Being a data practioner, I often get asked the question What is the difference between a Data Scientist and a Data Analyst? Though I usually answer this question empirically, I decided to take a data-driven approach and build a model to more systemtically identify the distinction between these two roles.
What I ended up doing was collecting job descriptions for Data Scientist and Data Analyst roles posted by the big tech companies in Silicon Valley on job boards and training a model on a subset to see if I could accurately predict the remaining titles from just the job descriptions.
For a more indepth explanation of the process and accompanying code for this project, please see my my github repo.
I ended up training a Multinomial Naives Bayes model to predict the job titles. My final Multinomial Naives Bayes model had an ROC AUC of 88%. Unsurprisingly, the top key words/phrases for Data Scientist were: machine learning, models, algorithms while that for Data Analysts were: reports, dashboards, and excel.

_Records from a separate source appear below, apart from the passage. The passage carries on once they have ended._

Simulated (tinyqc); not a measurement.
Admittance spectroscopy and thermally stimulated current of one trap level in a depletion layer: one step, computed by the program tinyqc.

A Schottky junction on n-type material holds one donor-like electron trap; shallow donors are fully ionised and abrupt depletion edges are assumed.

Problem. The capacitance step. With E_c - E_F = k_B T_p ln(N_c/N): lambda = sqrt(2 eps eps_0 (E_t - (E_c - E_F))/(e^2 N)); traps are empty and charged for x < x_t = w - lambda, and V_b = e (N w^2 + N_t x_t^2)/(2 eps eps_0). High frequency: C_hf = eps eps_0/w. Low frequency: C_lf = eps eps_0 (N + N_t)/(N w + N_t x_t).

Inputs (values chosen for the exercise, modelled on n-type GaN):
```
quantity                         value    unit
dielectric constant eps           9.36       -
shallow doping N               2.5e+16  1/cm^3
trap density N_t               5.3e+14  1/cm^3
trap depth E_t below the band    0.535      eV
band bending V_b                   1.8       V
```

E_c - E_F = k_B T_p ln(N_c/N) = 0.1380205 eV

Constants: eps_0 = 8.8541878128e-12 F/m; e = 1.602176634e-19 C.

Examining the results that my model classified incorrectly actually gives insight into employers and their expectations.
There are several reasons why a company might choose to display a title where the description does not match the role. Lyft, for example, on their blog, wrote the following article What’s in a name?, where they explained that they strategically chose to change the title of a Data Analyst to a Data Scientist to retain talent (in my model, this role comes up as a false negative). However, instead of encompassing both roles in one title, they updated that of Data Scientist to Research Scientist. Others have done it to attract talent and get a pool of applicants that are simply drawn to the Sexiest Job of the 21st Century, as proclaimed by Harvard Business Review. While others have changed the title to Data Scientist, but kept the Data Analyst description to attract more skilled workers.
I am curious if other companies will follow this example and broaden the definition of a Data Scientist. Will more companies use these two terms interchangeably or create new terminology like research scientist?
Frequent terms establish the baseline knowledge expected in both roles, while frequent but unique terms per role highlight key differences.
It is no surprise that SQL and analysis show up frequently in both postings (see chart below). What is interesting, however, is that statistics shows up in both. Context is very important; the words that show up surrounding this term provide additional information about the level of expertise required. Upon further inspection, it looks like this term frequently shows up alongside a list of other quantitative degrees, for both roles, so it is less surprising than it was at initial glance.
Another term that appears frequently for both is Python. The frequency of which this word shows up for Data Scientist roles is, however, considerably higher than the times it appears in Data Analyst JDs. Almost 90% of the data science roles contain the key term, while only 60% of the Data Analyst JDs have it, indicating that Python is an expected skill for a Data Scientist.
Surveying the top terms for Data Scientist, results in a collection of words that are more technical in nature. Some of the top terms are: machine learning, platform, algorithms, models, Java, programming, development (see chart below). Because data science is more of a mix of a statistics and a computer science, these terms are not surprising at all.
For Data Analysts, the key words tend to focus more on information dissemination, whether it be through through verbal or written form: reports, reporting, dashboards, communication, verbal. Data retrieval and organization is another theme that comes up: excel, strong SQL, SQL skills, trends.
For someone who is looking to go into the field of analytics, perhaps focusing on the skills that overlap between the two roles could be a good starting point. However, for someone looking to transition from a Data Analyst role to a Data Scientist role, focusing on the most frequent distinct skills could be of better use.
For employers uncertain what to add to their job descriptions, the above key terms could be used to determine what is the industry defacto and then modify the requirements based on company needs.
Though there is quite a bit of overlap between these two roles, there are enough unique key terms that are common for one role but not the other that help to differentiate the roles. As a result, the model did fairly well in distinguishing these two roles. However, as industry standards change and new hybrid roles are created (without modification to the titles), distinguishing these roles will become harder.
To address this role inflation, it might be interesting to instead use an unsupervised clustering model to see what roles get grouped and whether new titles could be derived from these clusters.